From the moment Love Eternal drops you into its world on PlayStation 5, it’s clear this isn’t a conventional platformer. Developed by brlka and published by Ysbryd Games, the game trades spectacle for an intimate, often disquieting tension that’s stitched together through atmosphere more than exposition. You play Maya, a girl ripped from her ordinary life by a strange, lonely deity, forced to traverse a labyrinthine castle built from fragmented memories – a premise that unfolds in fragments rather than clear narrative beats, leaving players to stitch the story together from clues rather than cutscenes. This deliberate ambiguity is part of the allure for some, though others may find themselves craving a more direct emotional hook.
Mechanically, Love Eternal is astonishingly lean: run, jump, and flip gravity. That’s it. But what sounds modest on paper becomes something far more demanding in practice. Maya can reverse gravity once per leap, forcing you to judge every flip with mathematical precision. Red orbs that recharge your flip ability add an extra layer of choreography, turning rooms into delicate puzzles of momentum and timing. The control scheme feels tight and responsive throughout, a crucial foundation for a title that often punishes the smallest miscalculation with instant death. There’s a deep satisfaction in mastering these mechanics, and the game invites that mastery by never clouding your inputs with floaty controls or inconsistent physics.
That said, the difficulty isn’t shy about scaling up. What begins as fairly accessible soon demands near-perfect execution, and while most rooms feel fair, there are spikes that feel abrupt and occasionally out of step with the surrounding flow. Players can go a long time wrestling with a single room, teeth clenched and fingers tense, before a breakthrough finally comes. The result is a rhythm that swings between exhilarating and exhausting, and it isn’t for everyone – those unprepared for repeated failure may find the learning curve too steep.
Visually, the game’s hand-drawn pixel aesthetic is one of its strongest assets. Simple at a glance, the style carries an emotional weight that belies its minimalist palette. The environments feel cold and surreal, and the cutscenes – rendered in the same bespoke pixel language – lend the game a quietly unsettling tone that reinforces its psychological leanings. The default resolution and aspect choices can feel constrained though, lending a sense of playing through a window that’s smaller than you expect. Yet that same boxed-in feeling can also amplify the title’s thematic claustrophobia.
Audio does a lot of heavy lifting here, too. The soundtrack is subtle and atmospheric, underlining Maya’s solitary journey with tones that shift from melancholic to tense without ever overpowering. Sound effects – whether it’s the satisfying clang of breaking a red orb or the small gasp when a flip barely misses its mark – enhance each moment without distraction. It’s an audio design that supports immersion without elbowing you into attention.
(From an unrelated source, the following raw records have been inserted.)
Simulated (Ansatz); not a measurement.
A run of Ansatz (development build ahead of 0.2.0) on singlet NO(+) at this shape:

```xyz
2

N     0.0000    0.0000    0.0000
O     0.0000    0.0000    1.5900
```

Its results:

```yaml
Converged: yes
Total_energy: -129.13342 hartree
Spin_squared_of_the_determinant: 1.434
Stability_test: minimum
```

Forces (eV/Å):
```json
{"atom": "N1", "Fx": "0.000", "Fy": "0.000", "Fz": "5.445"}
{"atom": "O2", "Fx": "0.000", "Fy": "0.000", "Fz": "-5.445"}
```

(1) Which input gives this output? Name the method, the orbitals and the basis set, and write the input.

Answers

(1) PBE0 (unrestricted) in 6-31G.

The narrative tone wavers between unsettling mystery and strange, almost absurd moments, especially later in the game where shifts in perspective and genre briefly emerge. It’s an ambitious move that will delight some and bewilder others, but it’s emblematic of Love Eternal’s broader character: it asks players to bring their patience and their curiosity, and in return offers a journey that’s both punishing and oddly compelling. It won’t hold your hand, and it doesn’t always explain itself, but for those who revel in precise platforming married to an atmospheric, thought-provoking world, this is one of the more memorable indie explorations the genre has offered in recent memory.